Solidarity Hub 2025

The Solidarity Hub in October 2025 brought together about 100 activists, community organisers, and civil society practitioners from thirteen countries across Southern Africa and beyond for two days of reflective conversation. Unlike traditional workshops with predetermined agendas, the Hub created space for participants to pause, collectively decide what the most pressing challenges are, and then together grapple with the deeper questions shaping solidarity work.

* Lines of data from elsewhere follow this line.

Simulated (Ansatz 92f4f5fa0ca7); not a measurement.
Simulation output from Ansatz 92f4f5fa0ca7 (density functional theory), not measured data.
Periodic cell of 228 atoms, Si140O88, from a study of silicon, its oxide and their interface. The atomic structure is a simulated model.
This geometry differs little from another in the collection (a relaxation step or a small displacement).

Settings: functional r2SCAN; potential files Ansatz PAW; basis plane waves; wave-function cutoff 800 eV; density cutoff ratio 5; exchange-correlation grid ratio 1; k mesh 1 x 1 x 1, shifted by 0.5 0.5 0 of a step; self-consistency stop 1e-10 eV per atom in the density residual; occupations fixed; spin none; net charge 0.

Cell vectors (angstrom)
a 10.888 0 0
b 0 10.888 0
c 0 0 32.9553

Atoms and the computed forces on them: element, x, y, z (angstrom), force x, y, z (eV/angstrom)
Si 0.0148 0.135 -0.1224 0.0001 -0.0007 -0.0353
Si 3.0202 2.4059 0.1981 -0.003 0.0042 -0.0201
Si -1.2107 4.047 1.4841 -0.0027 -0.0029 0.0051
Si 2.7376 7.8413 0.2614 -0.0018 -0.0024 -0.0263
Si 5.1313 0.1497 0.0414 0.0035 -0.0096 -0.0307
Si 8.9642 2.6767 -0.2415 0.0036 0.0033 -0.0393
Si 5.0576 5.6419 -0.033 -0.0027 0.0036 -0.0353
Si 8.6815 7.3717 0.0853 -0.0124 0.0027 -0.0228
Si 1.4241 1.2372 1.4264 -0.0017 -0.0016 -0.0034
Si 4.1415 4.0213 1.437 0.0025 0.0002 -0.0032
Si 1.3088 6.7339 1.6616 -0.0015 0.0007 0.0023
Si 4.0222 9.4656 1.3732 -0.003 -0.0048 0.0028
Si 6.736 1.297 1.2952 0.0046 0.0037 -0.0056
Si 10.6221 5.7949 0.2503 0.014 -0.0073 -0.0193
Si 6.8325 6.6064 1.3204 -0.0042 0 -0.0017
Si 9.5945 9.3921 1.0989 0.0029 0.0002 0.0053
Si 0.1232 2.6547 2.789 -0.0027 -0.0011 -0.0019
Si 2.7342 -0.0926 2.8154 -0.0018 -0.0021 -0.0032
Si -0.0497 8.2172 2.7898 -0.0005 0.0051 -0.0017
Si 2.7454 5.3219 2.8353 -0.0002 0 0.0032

The conversations revealed profound contradictions at the heart of solidarity work: between urgency and reflection, between community voice and expert knowledge, between paid NGO work and volunteer activism, and between welfare and political organising. Participants challenged each other to move beyond rhetoric, asking uncomfortable questions like “Are we collaborating with communities honestly, or colluding to keep them in their underdevelopment?” They reflected about whether the formal, resourced civil society would be willing to make sacrifices – and what those would be – to achieve social justice. Power emerged as the central question – who has it, who doesn’t, how it’s used, and how it’s shared. The discussions acknowledged that whilst every grouping within the development system has some power, these powers are neither balanced nor valued equally, with the perception being that money and technical knowledge carry more weight than collective mobilisation, despite the rhetoric of community-led development.

For participants, the Hub’s value lay precisely in creating space for this kind of honest interrogation. As facilitator Quincy reflected, “The Hub provided a rare and valuable opportunity for participants to pause, reflect, and interrogate the deeper questions behind our work. What struck most was the honesty and vulnerability – participants were willing to challenge assumptions, including their own, and explore uncomfortable truths about power, privilege, and positionality.”

Participants left with concrete takeaways, from replicating the participatory methodologies in their own work to recognising that solidarity means answering hard questions, transcending disagreement through unity in diversity, and understanding that transformation happens not through perfect strategies but through relationships, daily practices, and small acts of kindness that accumulate into movements.